My two-year-old daughter started nursery school this year. As we were gearing up for this transition, this big milestone, other parents asked me, “Are you ready?” My response, always: “Fuck yes. Get this toddler out of my house.”
This is not a popular response.
At the orientation, the teacher mentioned that one parent wasn’t coming but that was OK because the couple had six kids and were well-oriented with the school already. Six kids! We all gave appropriate exclamations, amazed head shakes, murmurs of awe. A mother of two said, “Sometimes just two seem like too many!” Soft chuckles all around. I added, “Sometimes one is too many!”
Uncomfortable silence.
In these two moments, I found myself beyond acceptable limits of motherly griping, beyond the bounds of good motherhood. And even in writing these two anecdotes, I had to resist adding phrases that would temper my transgressions: “But of course I love my daughter!” or “But of course it’s all worth it!” These phrases are the echoes of societal disciplinary tactics that constrain and shape motherly feelings and expression, that dictate what (good) mothers are allowed to say and feel and do. I hear them echoing across the small and big screens, in (the lack of) maternity leave in the workplace here in the U.S., in the appalling cost of child care, in marriage and divorce law, in punitive social welfare policies. They are also the literal echoes out of other people’s mouths, even other mothers, people finishing my sentences for me by adding those corrective phrases after every complaint: “But it’s all worth it, right?”
Hidden in that sentence, behind its celebration of children and child-raising, is the systematic devaluation of women, of mothers, of mothering. Because in always pairing the hardships with the joys, the complaints with the gratitude, as if those cancel each other out, we erase the labour, the struggles, and most of all, the needs of mothers. We define motherhood through endless sacrifice and martyrdom, not allowing mothers to demand things for themselves, as mothers, as women, as whole people. We don’t allow mothers to need.
Motherhood can be joyful. It’s also fucking hard. And we should be allowed to say so, without equivocating, without apologizing. Most of all, we should be allowed to need – and get – support.
These disciplinary tactics, these definitions of good (white, middle-class, straight, monogamous, nuclear, self-sacrificial) motherhood hit me in the first year of my daughter’s life, contributing significantly to my experiences of post-partum depression. Good mothers love their children above all else. Good mothers sacrifice everything. Good mothers stay at home. Good mothers feel grateful. Good mothers love mothering. Good mothers find it all worth it. Good mothers don’t cry all the time, don’t feel completely overwhelmed, don’t want to run away, don’t resent their children, don’t hate their lives, don’t want to kill themselves.

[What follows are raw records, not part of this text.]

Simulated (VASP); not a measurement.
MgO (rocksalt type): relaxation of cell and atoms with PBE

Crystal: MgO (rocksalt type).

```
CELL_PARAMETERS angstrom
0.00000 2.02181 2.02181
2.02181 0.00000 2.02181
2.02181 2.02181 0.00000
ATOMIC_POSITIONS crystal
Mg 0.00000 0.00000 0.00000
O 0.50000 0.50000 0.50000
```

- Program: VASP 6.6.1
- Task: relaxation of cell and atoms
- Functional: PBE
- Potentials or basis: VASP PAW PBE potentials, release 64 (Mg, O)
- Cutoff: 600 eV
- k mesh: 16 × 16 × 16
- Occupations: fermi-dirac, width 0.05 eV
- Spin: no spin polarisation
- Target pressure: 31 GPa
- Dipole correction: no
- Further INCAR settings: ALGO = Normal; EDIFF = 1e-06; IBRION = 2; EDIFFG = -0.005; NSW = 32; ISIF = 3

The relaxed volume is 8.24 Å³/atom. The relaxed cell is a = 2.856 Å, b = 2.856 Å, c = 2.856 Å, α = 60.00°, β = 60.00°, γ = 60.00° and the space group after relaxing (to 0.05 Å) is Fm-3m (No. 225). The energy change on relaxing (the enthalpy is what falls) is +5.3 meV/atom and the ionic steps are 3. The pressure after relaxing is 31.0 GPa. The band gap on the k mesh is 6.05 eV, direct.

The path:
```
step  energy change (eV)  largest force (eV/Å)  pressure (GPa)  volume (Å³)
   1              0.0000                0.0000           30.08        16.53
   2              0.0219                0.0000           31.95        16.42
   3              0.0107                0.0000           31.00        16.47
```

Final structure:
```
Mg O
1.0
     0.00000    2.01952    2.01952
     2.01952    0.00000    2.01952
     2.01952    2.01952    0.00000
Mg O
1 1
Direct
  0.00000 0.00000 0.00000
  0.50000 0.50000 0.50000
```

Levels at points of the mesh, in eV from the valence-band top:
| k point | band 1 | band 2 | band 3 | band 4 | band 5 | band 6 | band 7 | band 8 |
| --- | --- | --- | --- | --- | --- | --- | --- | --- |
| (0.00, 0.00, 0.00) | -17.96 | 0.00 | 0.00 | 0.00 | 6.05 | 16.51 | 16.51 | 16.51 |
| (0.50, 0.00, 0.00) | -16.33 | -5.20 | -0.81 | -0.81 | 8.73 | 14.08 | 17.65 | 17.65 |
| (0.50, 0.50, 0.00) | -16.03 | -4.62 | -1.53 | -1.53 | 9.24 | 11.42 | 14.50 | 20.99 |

And the crazy thing is I’ve gotten a fairly blunted form of this discipline, softened by resources and significant access to ways of performing good motherhood. I’m married to a man, femme, straight-passing, middle-class, seemingly able-bodied, “respectable” in the ways I speak and dress, able to make fairly flexible choices around child care and being at home/working outside the home. My struggles to articulate how difficult motherhood is for me are just the tip of the iceberg of disciplined, policed motherhood. Follow the invisible lines, and we end up at the structural violence embedded in standards of motherhood and womanhood that systematically undermine women at their most vulnerable.
What this disciplining, this undermining, looks like for many other women – especially poor women of colour, single mothers, disabled mothers, women with mental illness, and mothers in non-nuclear family formations or in queer families – is structural and legal violence that withholds support, that pressures women to marry, that humiliates and punishes “incompetent” mothers, that takes children away. Women of colour in the U.S. have particularly had to fear the family welfare state with its appalling history of intervention to “save” children from their own mothers, a long-standing form of cultural and actual genocide. Acknowledging the very real issues of domestic violence and abuse, we can still critique the state for the ways it readily reads mothers of colour as bad mothers and approaches compromised mothering as an individual pathology to be remedied by punishment, the extraction of children, and placing those children in the often abusive system of state care.
Compromised mothering is rarely recognized as a condition of “living under siege” within violent structures that consistently work to undermine that very mothering. In the private sphere, women of colour, especially immigrant women (sometimes “imported” directly from other countries), take on the labour of displaced mothering as low- or no-wage nannies to care for wealthier women’s children, in order to make enough money to support their own children whom they now cannot mother. This is the systematic undermining of motherhood, often in the name of children or “the family” or even women themselves.
Who deserves to be a mother and to have support in their mothering – and who gets to dictate these criteria? What happens to mothers who cannot perform good motherhood? What happens to how they feel about themselves, their mental well-being, their relationships with their children, their relationships with any co-parents? What happens to their support systems? In turn, what happens to the viability and safety of their families?
If we really love children as we say, if we really think mothering future generations is one of the most important contributions to society, one of its critical social labours, then what would a societal support system look like that truly embraces mothers, mothering, and child-raising? It would acknowledge the real, back-breaking, heart-breaking, soul-crushing work that is parenting and not erase those things when we celebrate the ways parenting is life-giving, breathtaking, meaningful, and transformative. It would expand parenting into a social concern, a social good, because one woman cannot and should not do it all. In this way, child-raising becomes a community responsibility – and mothers, parents, become the leaders of community child-raising. It would create structures that enable mothering in all its forms, and, most of all, enable mothers to be full people. Being a full person is foundational to being a good mother; we need to see and nurture the full personhoods of mothers. We need to love mothers as much as we love children.
This is what it really means to support mothers and children, to be pro-life in an expansive form. A step further: this is the beginnings of what it means to support queer family structures, to think about family and child-raising and parenting – indeed, community-building – outside the privatized nuclear family, to create community that, in radically supporting women and children, defines its members’ commitments and ties to each other in new ways.
I love my daughter. So fiercely it borders on pain. It is a fire that consumes me, that I want to consume the world with, that generates possibility and life, revelation and revolution.
I love myself just as fiercely. Now I need the world to love both of us that way.